Re: Index Onlys Scan for expressions

From: Tomas Vondra <tomas(dot)vondra(at)2ndquadrant(dot)com>
To: pgsql-hackers(at)postgresql(dot)org
Subject: Re: Index Onlys Scan for expressions
Date: 2016-08-15 22:37:34
Message-ID: 31014886-8607-0b3b-66ec-b5947d117ccf@2ndquadrant.com
Views: Raw Message | Whole Thread | Download mbox | Resend email
Thread:
Lists: pgsql-hackers

On 08/16/2016 12:03 AM, Ildar Musin wrote:
> Hi, hackers!
>
> There is a known issue that index only scan (IOS) can only work with
> simple index keys based on single attributes and doesn't work with index
> expressions. In this patch I propose a solution that adds support of IOS
> for index expressions. Here's an example:
>
> create table abc(a int, b int, c int);
> create index on abc ((a * 1000 + b), c);
>
> with t1 as (select generate_series(1, 1000) as x),
> t2 as (select generate_series(0, 999) as x)
> insert into abc(a, b, c)
> select t1.x, t2.x, t2.x from t1, t2;
> vacuum analyze;
>
> Explain results with the patch:
>
> explain (analyze, buffers) select a * 1000 + b + c from abc where a *
> 1000 + b = 1001;
> QUERY PLAN
> -------------------------------------------------------------------------------------------------------------------------
>
> Index Only Scan using abc_expr_c_idx on abc (cost=0.42..4.45 rows=1
> width=4) (actual time=0.032..0.033 rows=1 loops=1)
> Index Cond: ((((a * 1000) + b)) = 1001)
> Heap Fetches: 0
> Buffers: shared hit=4
> Planning time: 0.184 ms
> Execution time: 0.077 ms
> (6 rows)
>
> Before the patch it was:
>
> explain (analyze, buffers) select a * 1000 + b + c from abc where a *
> 1000 + b = 1001;
> QUERY PLAN
> --------------------------------------------------------------------------------------------------------------------
>
> Index Scan using abc_expr_c_idx on abc (cost=0.42..8.45 rows=1
> width=4) (actual time=0.039..0.041 rows=1 loops=1)
> Index Cond: (((a * 1000) + b) = 1001)
> Buffers: shared hit=4
> Planning time: 0.177 ms
> Execution time: 0.088 ms
> (5 rows)
>

Nice! I've only quickly skimmed through the diff, but it seems sane.
Please add the patch to the 2016-09 CF, though.

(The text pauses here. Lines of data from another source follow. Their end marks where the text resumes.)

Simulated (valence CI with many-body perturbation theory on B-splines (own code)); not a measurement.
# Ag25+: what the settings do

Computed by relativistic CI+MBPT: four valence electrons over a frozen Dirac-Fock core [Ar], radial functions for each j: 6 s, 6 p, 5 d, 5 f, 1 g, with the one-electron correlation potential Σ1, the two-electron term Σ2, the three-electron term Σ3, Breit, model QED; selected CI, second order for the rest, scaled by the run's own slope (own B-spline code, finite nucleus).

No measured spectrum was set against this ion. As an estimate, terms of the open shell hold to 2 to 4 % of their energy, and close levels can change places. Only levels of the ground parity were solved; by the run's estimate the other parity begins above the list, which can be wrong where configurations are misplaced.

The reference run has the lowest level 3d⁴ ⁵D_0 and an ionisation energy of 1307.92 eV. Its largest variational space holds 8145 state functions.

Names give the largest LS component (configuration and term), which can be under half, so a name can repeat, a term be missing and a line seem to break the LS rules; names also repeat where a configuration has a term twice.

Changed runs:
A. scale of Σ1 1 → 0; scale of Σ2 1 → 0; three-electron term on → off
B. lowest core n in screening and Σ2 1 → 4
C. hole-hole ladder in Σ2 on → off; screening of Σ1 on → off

> This solution has limitations though: the restriction or the target
> expression tree (or its part) must match exactly the index. E.g. this
> expression will pass the check:
>
> select a * 1000 + b + 100 from ...
>
> but this will fail:
>
> select 100 + a * 1000 + b from ...
>
> because the parser groups it as:
>
> (100 + a * 1000) + b
>
> In this form it won't match any index key. Another case is when we
> create index on (a+b) and then make query like 'select b+a ...' or '...
> where b+a = smth' -- it won't match. This applies to regular index scan
> too. Probably it worth to discuss the way to normalize index expressions
> and clauses and work out more convenient way to match them.
> Anyway, I will be grateful if you take a look at the patch in
> attachment. Any comments and tips are welcome.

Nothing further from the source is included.